What makes a great password may not be its complexity but how many words you want to string in a row.
Passwords get hacked in five basic ways, writes Thomas Baekdal in a blog post on the topic:
- The hacker asks for the password through a scam of some sort.
- The hacker guesses. People like to use simple things they remember, like their birthday. That makes it easier to hack.
- The hacker does a brute force attack. A hacker simply attempts to sign-in using different passwords one at the time.
- The hacker attempts to sign-in using a list of common words.
- The hacker uses the dictionary approach by using the full dictionary of words to try and access the network.
IT security professionals encourage people to use complex passwords. Those are difficult to break. The problem is people write those passwords down on pieces of paper. That’s not very secure.
But what you really need are passwords that you can memorize but are also difficult enough that it’s not worth the time for the hacker to try to crack them.
Using more than one common word would take a hacker months to guess. Three common words and it’s nearly impossible to crack.
Baekdal:
It would take:
- 1,163,859 years using a brute-force method
- 2,537 years using a common word attack
- 39,637,240 years using a dictionary attack
It is ten times more secure to use “this is fun” as your password, than “J4fS<2".
Now what can the provider do to make the network more secure?
1. Add a time-delay between sign-in attempts. Instead of allowing people to sign-in again and again and again. Add a 5 second delay between each attempt.
It is short enough to not be noticeable (it takes longer than 5 seconds to realize that you have tried a wrong password, and to type in a new one). And, it forces the hacker to only be able make sign-in requests 1 every 5 seconds (instead of 100 times per second).
2. Add a penalty period if a person has typed a wrong password more than – say – 10 times – of something like 1 hour. Again, this seriously disrupts the hacking script from working effectively.

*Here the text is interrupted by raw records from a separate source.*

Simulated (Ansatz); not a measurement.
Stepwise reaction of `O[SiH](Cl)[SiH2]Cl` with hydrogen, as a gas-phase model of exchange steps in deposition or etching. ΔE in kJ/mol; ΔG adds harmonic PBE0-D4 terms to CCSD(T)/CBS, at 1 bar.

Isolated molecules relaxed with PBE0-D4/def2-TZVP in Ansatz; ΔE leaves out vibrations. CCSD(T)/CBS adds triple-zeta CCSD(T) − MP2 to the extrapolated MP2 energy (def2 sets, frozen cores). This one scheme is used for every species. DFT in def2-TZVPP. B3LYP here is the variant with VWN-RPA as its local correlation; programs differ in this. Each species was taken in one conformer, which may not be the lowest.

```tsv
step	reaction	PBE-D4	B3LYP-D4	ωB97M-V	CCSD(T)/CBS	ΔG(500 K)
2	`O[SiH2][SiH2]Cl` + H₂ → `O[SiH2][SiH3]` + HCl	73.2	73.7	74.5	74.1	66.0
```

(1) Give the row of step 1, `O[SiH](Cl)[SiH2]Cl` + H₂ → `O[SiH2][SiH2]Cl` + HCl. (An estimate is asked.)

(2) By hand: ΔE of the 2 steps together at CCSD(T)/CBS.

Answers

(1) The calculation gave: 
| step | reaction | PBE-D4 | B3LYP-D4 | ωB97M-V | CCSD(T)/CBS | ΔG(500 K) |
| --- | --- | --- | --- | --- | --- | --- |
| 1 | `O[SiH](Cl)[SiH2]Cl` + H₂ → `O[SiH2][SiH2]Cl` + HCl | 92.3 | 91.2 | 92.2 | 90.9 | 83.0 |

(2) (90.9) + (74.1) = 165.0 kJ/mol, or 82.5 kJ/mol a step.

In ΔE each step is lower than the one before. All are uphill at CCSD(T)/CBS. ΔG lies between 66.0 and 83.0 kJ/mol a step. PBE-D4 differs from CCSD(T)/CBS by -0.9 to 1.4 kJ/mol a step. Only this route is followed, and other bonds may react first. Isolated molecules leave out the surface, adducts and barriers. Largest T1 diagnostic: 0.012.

By adding the time delay, the provider now protects the user and rewards the one who uses the method for stringing together multiple words.
Passwords are notoriously easy to crack. But it does not have to mean remembering strings of random letters and numbers. As Baekdal points out, a hacker can hack the password “alpine fun” in only 2 months if he is able to attack your server 100 times per second. But, with the penalty period and the 5 second delay, the same password can suddenly sustain an attack for 1,889 years.